Almost half of financial advisers have turned away clients this year because they felt their services were too expensive for them, according to research commissioned by the Association of Professional Financial Advisers (APFA).
The survey, which questioned 250 financial advisers in October, found that 47% of respondents turned away an estimated 60,000 clients during their segmentation process, on the basis that they thought their charges would be too high.
The findings, which were higher than APFA had expected, could be explained by the increased transparency and focus on cost brought about by the Retail Distribution Review (RDR), suggested APFA director general Chris Hannant (pictured).
He also suggested that increased regulatory cost has helped making advice "less viable for some".
Hannant warned that the survey's findings confirmed concerns about access to advice.
Hannant said: "As a result of the implementation of RDR financial advice firms are more focused on costs. Clients' fees need to reflect the cost of providing the service, whilst at the same time RDR has added to the operating cost of firms due to the resource needed to comply with the new rules. As a result advice is now less viable for some.
"Coupled with an overall reduction in the number of advisers, there is a real cause for concern over the public's access to financial advice."
Hannant also reinforced APFA's call for a 'regulatory dividend' to be given to advisers.
"The regulatory overhead is too high for a profession that is now better qualified and poses less risk. Reporting requirements should be streamlined and FCA fees should fall to reflect the reduced risk to consumers and shrinking resource required to supervise advice firms. By reducing the overall cost of advice the regulator can increase access to advice."
Financial planner at Ark Financial Planning Phil Perry said he has not yet turned any clients away but he is expecting " the time will come".
There is a minimum cost to providing advice, he explained, and some clients may not see the value in that.
He said: "There will come a time when there will be 99% of advisers out there turning people away because the cost is too prohibitive.
"If [the clients] see value in it they'll [agree to pay] for it. It's not about what we do and how we do it, it's how the client perceives that to be of benefit to them."
However, there are circumstances in which Perry would advise clients to go down alternative routes, he said.
"If I was going to charge somebody £500 to invest £5,000 and they were only going to invest that for five years, that might be cost prohibitive and I might turn around and say to them don't do it with me, my costs wouldn't warrant what you want to do."
However independent consultancy Harrison Spence managing partner Brian Spence said he believed it was "crazy" for advisers to turn away lower value clients.
He said: "In the new world, face-to-face advice cannot sensibly be offered to everyone. However, in my view, it's crazy for financial advisers to turn their backs on the retail and mass affluent segments.
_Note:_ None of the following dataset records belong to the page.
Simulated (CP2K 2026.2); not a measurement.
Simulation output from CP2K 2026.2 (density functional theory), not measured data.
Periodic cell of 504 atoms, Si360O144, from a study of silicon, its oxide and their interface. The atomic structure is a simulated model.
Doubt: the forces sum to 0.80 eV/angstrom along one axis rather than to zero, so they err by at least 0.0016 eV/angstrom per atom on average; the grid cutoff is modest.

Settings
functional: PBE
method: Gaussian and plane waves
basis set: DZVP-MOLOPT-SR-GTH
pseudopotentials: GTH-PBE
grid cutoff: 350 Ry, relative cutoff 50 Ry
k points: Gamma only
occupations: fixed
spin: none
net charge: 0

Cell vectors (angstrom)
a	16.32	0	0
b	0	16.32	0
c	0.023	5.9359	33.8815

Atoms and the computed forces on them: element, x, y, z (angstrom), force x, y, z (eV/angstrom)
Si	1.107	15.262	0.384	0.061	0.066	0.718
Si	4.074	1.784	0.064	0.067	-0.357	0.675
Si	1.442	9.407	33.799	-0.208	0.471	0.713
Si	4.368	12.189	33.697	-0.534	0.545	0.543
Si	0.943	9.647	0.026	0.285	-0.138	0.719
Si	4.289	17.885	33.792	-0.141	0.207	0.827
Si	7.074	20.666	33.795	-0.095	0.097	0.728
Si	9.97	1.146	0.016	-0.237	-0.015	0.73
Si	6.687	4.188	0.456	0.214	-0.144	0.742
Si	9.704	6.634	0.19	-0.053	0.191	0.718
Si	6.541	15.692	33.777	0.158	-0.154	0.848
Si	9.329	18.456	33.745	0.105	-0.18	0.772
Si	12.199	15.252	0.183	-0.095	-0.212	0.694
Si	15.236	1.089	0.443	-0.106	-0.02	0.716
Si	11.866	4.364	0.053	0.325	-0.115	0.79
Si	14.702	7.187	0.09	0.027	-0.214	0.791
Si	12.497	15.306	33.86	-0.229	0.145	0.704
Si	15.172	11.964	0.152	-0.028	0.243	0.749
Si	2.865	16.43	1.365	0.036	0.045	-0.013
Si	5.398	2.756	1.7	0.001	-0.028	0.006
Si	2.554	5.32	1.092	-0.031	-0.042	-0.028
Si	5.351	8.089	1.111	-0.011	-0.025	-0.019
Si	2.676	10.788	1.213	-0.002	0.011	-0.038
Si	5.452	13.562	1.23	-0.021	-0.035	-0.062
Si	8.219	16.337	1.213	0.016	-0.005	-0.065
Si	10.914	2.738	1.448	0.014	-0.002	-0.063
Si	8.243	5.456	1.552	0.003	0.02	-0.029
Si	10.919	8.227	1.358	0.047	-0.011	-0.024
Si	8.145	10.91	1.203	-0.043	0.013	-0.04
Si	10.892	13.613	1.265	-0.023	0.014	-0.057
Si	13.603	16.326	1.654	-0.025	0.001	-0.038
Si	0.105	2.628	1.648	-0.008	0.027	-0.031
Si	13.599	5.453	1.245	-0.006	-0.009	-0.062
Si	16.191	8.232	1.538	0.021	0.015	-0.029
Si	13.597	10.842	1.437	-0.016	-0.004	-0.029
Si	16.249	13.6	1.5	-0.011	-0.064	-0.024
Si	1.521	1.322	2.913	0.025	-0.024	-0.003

"Almost all prospective new clients have great potential - turning them away because they don't meet a high minimum threshold is simply pouring money down the drain."
He argued that advisers were missing out on opportunities that could be found in new models involving tiered offerings.
"One route involves creating or partnering with a telephone-based service. Another is to develop an online-only offering, where clients make guided choices via a decision tree."
APFA's research was carried out by NMG Consulting in the first two weeks of October.
It did not determine how many clients had been turned away by advisers before RDR and whether advisers tended to refer clients on to other advisers when turning them away.
APFA said it was planning to do follow-up research to monitor any trends in this area.